Webber’s goals align perfectly with those of traditional brand ambassadors: educate, entertain, and personify a brand. For example, when Webber travels “I introduce myself to everyone,” Webber says. “People remember him. I take photos of everyone with the Count,” which he later sends, along with an invitation to visit the winery. Ultimately, “It’s about trying to break through to form a personal connection with people.”
So devoted is Webber, he even wears the costume while in transit. “The Count gets a LOT of looks as he walks through airports,” says Webber, with apparent glee.
One measure of success: after a mere six weeks, the Count is so in demand that Buena Vista is strongly considering hiring and training other “Counts” to man the winery while Webber is on the road.
What can brand ambassadors provide to operators?

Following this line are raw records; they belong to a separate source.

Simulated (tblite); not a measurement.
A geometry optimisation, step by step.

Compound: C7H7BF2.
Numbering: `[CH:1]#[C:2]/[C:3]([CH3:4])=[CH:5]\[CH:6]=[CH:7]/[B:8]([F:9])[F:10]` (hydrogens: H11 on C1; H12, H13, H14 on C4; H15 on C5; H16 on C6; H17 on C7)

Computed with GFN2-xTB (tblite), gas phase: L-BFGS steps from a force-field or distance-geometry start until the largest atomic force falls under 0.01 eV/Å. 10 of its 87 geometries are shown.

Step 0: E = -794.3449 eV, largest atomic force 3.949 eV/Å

“My relationship with brand ambassadors is crucial,” says Jennifer Cooke, corporate beverage director and trainer for Phillips Foods, where she oversees seven locations based from Washington D.C. to Newark. In particular, brand ambassadors are valuable for providing “the essence of the product and knowledge base I can’t get from anywhere else.”
However, that knowledge base can manifest in a variety of ways, and operators need to be vocal and communicate their establishment’s needs. “The idea of education is first and foremost,” Grant’s Voisey agrees, “but it needs to change with the audience.” In other words, a rep for Hendrick’s Gin may spend one day explaining the fine points of distillation to a group of 10 bartenders and the following day provide a broader, more light-hearted seminar for a group of 200 consumers who may not know much about gin, but are happy to talk about cocktails and taste gin neat.
Depending on an operator’s goals, brand ambassadors’ talents can be used to train staff, execute promotions or bring in consumers for special tasting and educational programs. When working with operators, Voisey usually begins by asking bar managers to describe their bar’s cocktail list using three terms, so she can assess the bar’s aspirations.
“You find out, do they want to be accessible, pioneering, classic, hyper-local—you just get the overall impression,” Voisey explains. “And then you dig deeper to find out if there are any roadblocks, what’s the level of skill of the bartenders—and most importantly—how much time and access will you give me to come in and work with bartenders.”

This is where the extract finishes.